University of North Texas senior Jacob Sampson won the Václav Havel Library Foundation Award and DAMU Contest for the US Students of Drama and Performance Studies. Photo by Ahna Hubnik.

DENTON (UNT), Texas -- University of North Texas senior Jacob Sampson has won one of the most prestigious playwriting awards for students – the Václav Havel Library Foundation Award and DAMU Contest for the U.S. Students of Drama and Performance Studies.

Sampson will travel to the Czech Republic in November for a two-week residency in which his play The Essay will be read by the theatre faculty of the Academy of Performing Arts (DAMU) in Prague; attend classes at different DAMU departments; and visit Prague theaters.

Sampson was thrilled when he received the email saying he won.

"I'm still in shock," he said. "I had to have people read it to me because I didn't think I was reading it correctly."

For the contest, Sampson wrote a play with a theme inspired by the works of Havel, a well-known playwright, human rights activist and former president of the Czech Republic.

The contest rules required applicants to make use of "PTYDEPE," an artificial language Havel created in his 1965 play The Memorandum. In Havel's play, the lead character works at a company in which employees have to learn to read and converse in the PTYDEPE language to survive.

In Sampson's play, the protagonist faces a similar crisis – but the setting and characters are vastly different. Sampson has set his play in an American boarding school, which has recently hired a new headmaster who requires the use of PTYDEPE.

Andy Harris, professor of theatre history, play analysis and playwriting, encouraged Sampson to enter the contest. Sampson didn't have an idea about what he would write until he got a stroke of inspiration.

"After endless nights in the library, I wrote my full-length play," he said. "I couldn't stop writing this one. I went through 130 pages."

Harris said the foundation wanted a play that would extend the political, social and humanistic legacy of Havel's work.

"The Memorandum deals with how language can be used not to communicate, but to disrupt and subjugate humanity," Harris said. "Jake's in-class work led me to believe he had the ability and the breadth of imagination to extend the Havel legacy in an original and compelling way."

Sampson has been interested in theatre since high school, but he didn't feel confident in his playwriting abilities until he started taking Harris' classes and received positive feedback from Harris and his classmates.

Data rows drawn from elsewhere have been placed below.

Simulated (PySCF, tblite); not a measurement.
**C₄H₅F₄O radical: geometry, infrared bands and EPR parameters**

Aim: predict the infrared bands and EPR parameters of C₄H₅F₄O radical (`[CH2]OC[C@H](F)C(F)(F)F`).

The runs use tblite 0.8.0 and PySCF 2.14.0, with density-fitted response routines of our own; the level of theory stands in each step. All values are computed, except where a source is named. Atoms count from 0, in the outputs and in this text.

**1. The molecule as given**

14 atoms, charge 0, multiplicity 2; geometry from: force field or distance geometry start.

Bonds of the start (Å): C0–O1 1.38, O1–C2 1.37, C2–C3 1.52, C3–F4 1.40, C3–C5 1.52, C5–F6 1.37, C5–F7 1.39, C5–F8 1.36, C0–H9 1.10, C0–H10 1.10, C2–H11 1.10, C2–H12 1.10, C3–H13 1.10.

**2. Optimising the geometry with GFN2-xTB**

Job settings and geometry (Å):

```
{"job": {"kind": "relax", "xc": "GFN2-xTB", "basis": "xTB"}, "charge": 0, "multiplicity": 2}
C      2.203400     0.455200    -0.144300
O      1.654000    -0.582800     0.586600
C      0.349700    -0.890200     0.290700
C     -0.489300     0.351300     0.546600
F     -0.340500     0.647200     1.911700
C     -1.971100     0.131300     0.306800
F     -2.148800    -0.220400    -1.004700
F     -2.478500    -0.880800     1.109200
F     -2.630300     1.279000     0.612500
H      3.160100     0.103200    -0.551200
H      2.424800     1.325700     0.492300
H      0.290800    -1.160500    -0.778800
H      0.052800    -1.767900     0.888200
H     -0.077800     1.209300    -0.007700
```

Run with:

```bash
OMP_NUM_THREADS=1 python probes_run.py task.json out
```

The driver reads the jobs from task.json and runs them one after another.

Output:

Sampson is majoring in media arts with a minor in theatre, and he would like to pursue a career as a TV comedy writer.

Harris said that Sampson should be able to make it as a professional writer because he has discovered how to work creatively and use his talent in an established form that is particularly important in dramatic writing.

"It is a major step in one's life to know you have found your way, to find a calling and a direction," he said. "Although Jake clearly knew what he wanted, now he knows an international panel of experts supports his dream."